Skip to main content

BMW's 16th Art Car goes all modern art on us

click above image for high-res gallery
Image placeholder title

click above image for high-res gallery

Behold, the latest addition to BMW's Art Car program, where well known artists are given a BMW on which to spill their creative juices. The above "vehicle" is the result of handing over BMW's hydrogen-powered H2R race car to modern artist Olafur Eliasson.

Let's see if we can explain exactly what you're looking at. As mentioned, this piece is based on the BMW hydrogen-powered H2R race car, which looks like this. Eliasson removed the car's body and replaced it with a combination of steel mesh and reflective steel panels. The car was then been sprayed with 530 gallons of water over the course of several days to create layers of ice. Do you get it? Water --> H2O --> Hydrogen. Clever. All told, the work is 5 feet high, 17 feet long and 8 feet wide and lit from within.

[Source: BMW]



Being that BMW's 16 Art Car has an icy paint job, an 800-square-foot display case with a special cooling unit is being constructed at the San Francisco Museum of Modern Art, where it will be displayed from Sept. 8 through January 13th, 2008, to keep the car from melting. Visitors will be allowed into the display a few at a time to take in the wonder that is BMW combined with modern art.

You can check all of the other BMW Art Cars here, and let us know where you think this one ranks. We'd say bottom of the pack, but then again, modern art was always difficult for us to wrap our heads around. We'd take Andy Warhol's M1 over Olafur's ice cube any day.


PRESS RELEASE:

THE SAN FRANCISCO MUSEUM OF MODERN ART PRESENTS THE 16th BMW ART CAR SHOWCASED IN THE EXHIBITION "YOUR TEMPO: OLAFUR ELIASSON"

Munich/Berlin/San Francisco. From September 8, 2007 through January 13, 2008, the San Francisco Museum of Modern Art (SFMOMA) will present the exhibition Your tempo: Olafur Eliasson. Organized by Henry Urbach, SFMOMA's Helen Hilton Raiser Curator of Architecture and Design, this special exhibition marks the first public presentation and only U.S. engagement of Your mobile expectations: BMW H2R project, 2007, a new work by contemporary artist Olafur Eliasson created in conjunction with BMW's Art Car program.
Eliasson's project transforms an object of advanced industrial design into a work of art that critically and poetically reflects on the relationship between global warming and the automotive industry. The BMW H2R race car, a hydrogen-powered vehicle, was developed to attain speed records while pursuing a sustainable future based on the use of regenerative fuel. Eliasson has removed the car's outer shell and replaced it with a complex, translucent skin made of steel mesh, reflective steel panels, and many layers of ice.
"Movement has consequences for self-perception".

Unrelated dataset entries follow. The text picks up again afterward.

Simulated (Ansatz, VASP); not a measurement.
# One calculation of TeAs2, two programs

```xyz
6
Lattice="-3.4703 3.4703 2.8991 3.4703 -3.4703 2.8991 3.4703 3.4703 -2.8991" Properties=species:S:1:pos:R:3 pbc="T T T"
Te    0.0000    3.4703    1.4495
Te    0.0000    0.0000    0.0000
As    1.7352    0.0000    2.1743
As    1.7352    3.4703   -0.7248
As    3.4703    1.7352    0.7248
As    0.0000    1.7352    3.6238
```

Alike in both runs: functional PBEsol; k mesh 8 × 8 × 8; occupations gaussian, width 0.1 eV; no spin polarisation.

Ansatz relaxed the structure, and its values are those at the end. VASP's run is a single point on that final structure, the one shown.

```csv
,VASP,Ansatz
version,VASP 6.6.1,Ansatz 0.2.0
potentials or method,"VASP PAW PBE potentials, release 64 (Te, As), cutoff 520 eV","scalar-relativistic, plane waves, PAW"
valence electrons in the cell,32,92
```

"Eliasson's transformation of the H2R car is a powerful provocation to design and a reminder of the profound effect design can have on our lives," Urbach remarks. "He has given us a work that challenges the way we understand cars now and helps point us toward a different future. It's an experiment, really, as much a social and political intervention as an aesthetic one, and one whose effects will likely be felt for years to come. One can hardly imagine a better place to exhibit this work than SFMOMA, situated in the heart of a region that dedicates equal passion to driving and to environmental politics."

Eliasson's steel-and-ice-covered automobile, like his overall body of work, evokes multiple associations. First, it reflects the artist's long-standing interest in natural phenomena and the sense of dislocation and awe they can inspire. In this context, the ice also draws our attention to hydrogen, which liquefies and becomes fuel-ready at sub-zero temperatures, as well as to the fuel's only byproduct: water.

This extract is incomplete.